- Congo Brazzaville is only noting the global crisis mildly. The country will have an economic growth of 7.6 percent in 2008, due to a successful effort to promote growth in the non-oil sector. In 2009, growth will be even higher.
This was revealed as the International Monetary Fund (IMF) yesterday presented its latest analysis of the Congolese economy's performance, where it also approved of a modest economic support programme and a disbursement of about US$ 1.79 million.
According to Murilo Portugal, the IMF's Acting Chairman, "strong growth in the non-oil sector" of the Congolese economy had continued and the balance of payments had strengthened considerably in 2008.
Congo has experienced strong economic growth in 2008, reflecting the resumption of oil production after an oil-platform accident, as well as solid non-oil activity, driven by the telecommunication, construction, and transport sectors.
According to the IMF, real GDP growth is projected to be about 7.6 percent in 2008. In 2007 real GDP contracted by 1.6 percent due to a sharp decrease in oil production.
But the Fund's analysis, based on statistics provided by the Brazzaville government, foresees even stronger growth in 2009 and 2010. Next year, real GDP growth was predicted as 12.7 percent. This growth was expected to be sustained in 2010, with a forecast of 12.3 percent.

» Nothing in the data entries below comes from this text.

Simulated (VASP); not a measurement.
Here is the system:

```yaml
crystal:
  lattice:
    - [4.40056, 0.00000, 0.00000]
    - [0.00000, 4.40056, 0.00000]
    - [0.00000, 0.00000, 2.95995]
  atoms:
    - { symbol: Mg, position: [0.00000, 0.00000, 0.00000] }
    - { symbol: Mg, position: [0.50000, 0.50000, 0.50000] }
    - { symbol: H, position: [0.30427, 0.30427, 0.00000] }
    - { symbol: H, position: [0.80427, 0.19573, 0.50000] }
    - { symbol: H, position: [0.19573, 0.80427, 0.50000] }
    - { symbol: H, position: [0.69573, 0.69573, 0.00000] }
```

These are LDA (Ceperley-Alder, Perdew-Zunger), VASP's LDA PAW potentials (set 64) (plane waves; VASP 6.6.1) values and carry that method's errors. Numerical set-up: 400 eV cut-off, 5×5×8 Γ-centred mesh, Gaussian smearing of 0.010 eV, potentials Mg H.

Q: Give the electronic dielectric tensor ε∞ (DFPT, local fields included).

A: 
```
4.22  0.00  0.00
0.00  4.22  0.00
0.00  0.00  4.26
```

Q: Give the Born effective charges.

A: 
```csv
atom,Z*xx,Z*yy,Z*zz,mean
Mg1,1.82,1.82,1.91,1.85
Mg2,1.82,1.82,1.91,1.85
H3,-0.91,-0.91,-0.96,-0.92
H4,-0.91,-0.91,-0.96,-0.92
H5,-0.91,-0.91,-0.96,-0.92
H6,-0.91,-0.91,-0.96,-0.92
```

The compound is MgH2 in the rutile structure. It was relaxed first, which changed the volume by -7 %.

Congo Brazzaville has traditionally been very dependent on its oil production for national revenues. But oil production has passed its peak, and oil prices have been swinging markedly during the last few years, making the oil sector a dangerous pillar in the Congolese economy. As a result, government has targeted an annual real GDP growth in the non-oil sector of about 8 percent.
This year, the non-oil sectors are expected to grow by only 7.0 percent. But already next year, the IMF expects government to reach its target, with non-oil growth rates of 8.5 percent. Growth in the oil sector was however foreseen to be much larger in both 2009 and 2010.
Mr Portugal praised the Brazzaville government for having implemented well the IMF-monitored economic reform programmes in the country. Authorities had also "continued to strengthen governance and transparency related to the use of public resources," he noted.
Government was also commended for its social policies. It was said to have taken "a number of measures to mitigate the impact of high food and fuel prices earlier this year, including some tariff and tax reductions, and additional pro-poor and capital spending." With lower oil prices, however, government was now urged to reduce fuel subsidies.
While the economic outlook for Congo Brazzaville was generally extraordinarily positive, the IMF also warned that the global crisis would have its impact on the country. "Congo faces a number of challenges to accelerate growth and alleviate poverty, including the need to improve international competitiveness, raise output growth through diversification, and consolidate the fiscal position," Mr Portugal told authorities.